Egyptian Foreign minister Ahmed Abul Gheith and Arab Ligue Secetary General Amr Moussa. (The picture was taken at an earlier meeting of Arab ministers in March).
Palestinian President Mahmoud Abbas has told Arab powers he may seek U.S. recognition for a Palestinian state taking in all of the West Bank should peace talks with Israel stay stalled, an aide said on Saturday.
The idea, raised during close-door Arab League deliberations in the Libyn city of Sirte on Friday, could step up pressure on Israel to extend a freeze on Jewish settlement building in the occupied territory, without which Abbas has said peace negotiations cannot continue.

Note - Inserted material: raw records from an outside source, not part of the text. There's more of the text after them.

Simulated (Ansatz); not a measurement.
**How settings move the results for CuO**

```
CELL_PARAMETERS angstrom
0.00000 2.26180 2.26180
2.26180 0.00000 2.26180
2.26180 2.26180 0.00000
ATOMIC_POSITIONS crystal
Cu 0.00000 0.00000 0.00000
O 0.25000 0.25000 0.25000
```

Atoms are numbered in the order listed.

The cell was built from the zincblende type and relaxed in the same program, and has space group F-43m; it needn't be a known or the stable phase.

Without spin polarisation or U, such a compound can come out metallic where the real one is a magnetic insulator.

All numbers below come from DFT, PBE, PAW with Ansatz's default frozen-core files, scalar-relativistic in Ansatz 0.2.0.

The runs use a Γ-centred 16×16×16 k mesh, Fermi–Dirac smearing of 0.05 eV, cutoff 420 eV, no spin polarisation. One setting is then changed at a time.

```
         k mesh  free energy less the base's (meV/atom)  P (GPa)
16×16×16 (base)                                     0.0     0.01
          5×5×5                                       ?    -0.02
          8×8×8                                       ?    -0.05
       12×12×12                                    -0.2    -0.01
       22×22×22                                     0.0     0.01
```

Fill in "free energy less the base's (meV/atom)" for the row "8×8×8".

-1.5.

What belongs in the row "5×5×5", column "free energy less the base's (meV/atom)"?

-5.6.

Arab foreign ministers endorsed that Palestinian position, but said they would reconvene in a month to discuss "alternatives" mooted by Abbas. Senior Palestinian negotiator Saeb Erekat told Reuters these included "asking the United States to recognize the state of Palestine on the 1967 borders" and studying the possibility of a similar U.N. recognition through a Security Council resolution. A diplomatic source at the Arab League meeting told Reuters another of the alternatives put forward by Abbas was for him to threaten to step down unless settlement building is halted. Abbas had been expected to address Arab heads of state gathered in the Libyan town of Sirte on Saturday, but aides said the Palestinian president would not deliver a speech.
In their meeting on Friday the Arab ministers agreed to give the US another month to try to keep Israeli-Palestinian peace talks from collapsing. The Arab leaders want the US to persuade Israel to renew a freeze on West Bank settlement construction.
They have supported the Palestinians' decision to stop direct talks with Israel unless the Israelis agree to halt all settlement construction in the West Bank. The Arab decision represents a compromise as the US struggles to prevent a total collapse of direct negotiations between the two sides that began last month.
Al Jazeera reported from Sirte that there are divisions in the Arab League as to how to proceed. Countries like Libya and Syria do not support the resumption of peace talks while Israelis continue to build settlements, but "so-called moderate countries" such as Egypt, Jordan and Saudi Arabia are interested in exploring "different venues". This does not come as a surprise. These countries rely heavily on American backing and have been under pressure to vot fo a continuation of the peace talks. Special envoy George Mitchell paid them visists last week, after his attempt to bridge the gap in the Israeli and Palestinian positions collapsed.